The facilities master plan for Carson City schools is nearing completion, and the school board received an update at its Feb. 12 meeting on where the district’s various sites stand in terms of progress and priorities.
Future projects for area schools this coming year will be based on definite needs, but Mark Korinek, director of operations, noted recent assessments and walkthroughs at each site. These took into consideration some “wants” expressed by administrators, custodians and teachers they felt were important to their school’s infrastructure. It was also an opportunity to note whether items or buildings were deteriorating.
Tenant improvements for all of Carson City’s schools will cost about $50 million, and prices will be adjusted as they are now about 30 percent higher today than they were two years ago after original walkthroughs were completed.
The district has sorted through several project categories with priorities since formulating its original master plan committee in 2015 at Superintendent Richard Stokes’ request, taking into account programs including prekindergarten, special education and growing building capacity, Career and Technical Education and other programs.

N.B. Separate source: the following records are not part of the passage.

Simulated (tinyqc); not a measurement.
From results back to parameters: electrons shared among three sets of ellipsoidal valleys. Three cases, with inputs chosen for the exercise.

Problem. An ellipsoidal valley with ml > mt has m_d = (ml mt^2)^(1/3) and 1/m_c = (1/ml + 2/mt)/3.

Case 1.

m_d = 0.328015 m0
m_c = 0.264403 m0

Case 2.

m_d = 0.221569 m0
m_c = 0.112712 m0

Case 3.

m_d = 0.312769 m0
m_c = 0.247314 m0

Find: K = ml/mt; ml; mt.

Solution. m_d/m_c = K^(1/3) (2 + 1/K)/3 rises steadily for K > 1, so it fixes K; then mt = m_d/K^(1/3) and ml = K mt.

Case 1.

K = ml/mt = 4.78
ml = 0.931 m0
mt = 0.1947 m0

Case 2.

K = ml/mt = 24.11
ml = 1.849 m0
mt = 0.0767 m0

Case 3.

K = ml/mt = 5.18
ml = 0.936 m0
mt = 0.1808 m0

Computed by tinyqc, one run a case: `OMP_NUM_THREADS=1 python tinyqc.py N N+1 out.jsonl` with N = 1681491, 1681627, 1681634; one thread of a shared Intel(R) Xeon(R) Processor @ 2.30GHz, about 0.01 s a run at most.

Korinek reviewed highlights on completed work and projects yet to be done with a timeline for expected completion:
The Fritsch Elementary connection project was finished in spring of last year and came in over budget, with construction costs about 30 percent higher than they were two years ago. There were some weather-related conditions, and it brought the total of the project about $50,000, or 12 percent, more than expected.
Pioneer High School was about 75 percent done as of the Feb. 12 report and was expected to be complete as of the end of February or early March, Korinek said. Phase 1, including tenant improvements to building A with remodeling to building B, was complete. Phase 2 is a 10,000-square-foot expansion of the campus with a building C to include a chemistry lab and Career and Technical Education classroom along with a kitchen, server room, innovation center, multipurpose room and commons area.
The Fremont Elementary and Mark Twain Elementary project was just beginning, Korinek said, with a notice to proceed issued Jan. 2. Fremont will be expanded by more than 12,000 square feet and Mark Twain by more than 13,000 square feet to allow for increases in enrollment and improvements in pre-kindergarten and kindergarten, general education, special education and early childhood development spaces. Mark Twain will receive at least three new portables. Completion is expected in mid-August this year. At Fremont, weather has caused some delays with winter construction.
In September, Carson Middle’s STEM lab is expected to be completed, converted from a previous metal lab that was used for storage. An elevator modernization project also has been finished.
Work on Eagle Valley Middle is complete, with Korinek showing photos of the students’ television studio and their green screen.
Seeliger Elementary and Bordewich Elementary projects, in conceptual design with different architects, include tenant improvements. Seeliger will be remodeling its Comprehensive Life Skills classrooms that will move to Fremont and be made into three standard classrooms to add capacity. The portable will be removed. Seeliger’s boys and girls’ restrooms will be renovated, including fixture and partition replacements and repainting, as the budget allows.
Bordewich tenant improvements included adding a classroom, refreshing the boys and girls bathrooms and reroofing the multipurpose room. Estimated completion is August this year.
At Carson High, the parking lot was repaved and a new bus lane was added, but there previously was no access to the transportation yard. Korinek said that was added on in the fall. Two gates were added to the fences so buses can line up to pick up students at the pick-up point. The Rip Rap “River” project also was finished Jan. 6 with the banks of the ditch wrapped with rock. Trustee Laurel Crossman also mentioned submitting a request to repaint the school.
Korinek also highlighted projects on the district’s operational facilities and other miscellaneous site needs. Actuators are being replaced to address issues with maintaining heat, especially as some classrooms or facilities begin falling below 68 degrees, and this has differed from site to site, Korinek said.
Trustee Stacie Wilke asked about the state of the school’s playgrounds, particularly at Mark Twain, which Principal Ruthlee Caloiaro addressed after Korinek’s presentation.
“There’s been a little bit of heartburn; however, not all of the playground is missing,” she said, adding the construction superintendent has made sure the students’ needs have been met. “He’s constructed walkways where his workers can’t go out there at certain, specific times and making sure we have access to what we have. … It is not ideal, however, we have six months we have to deal with and then we’ll have a brand new area out there.”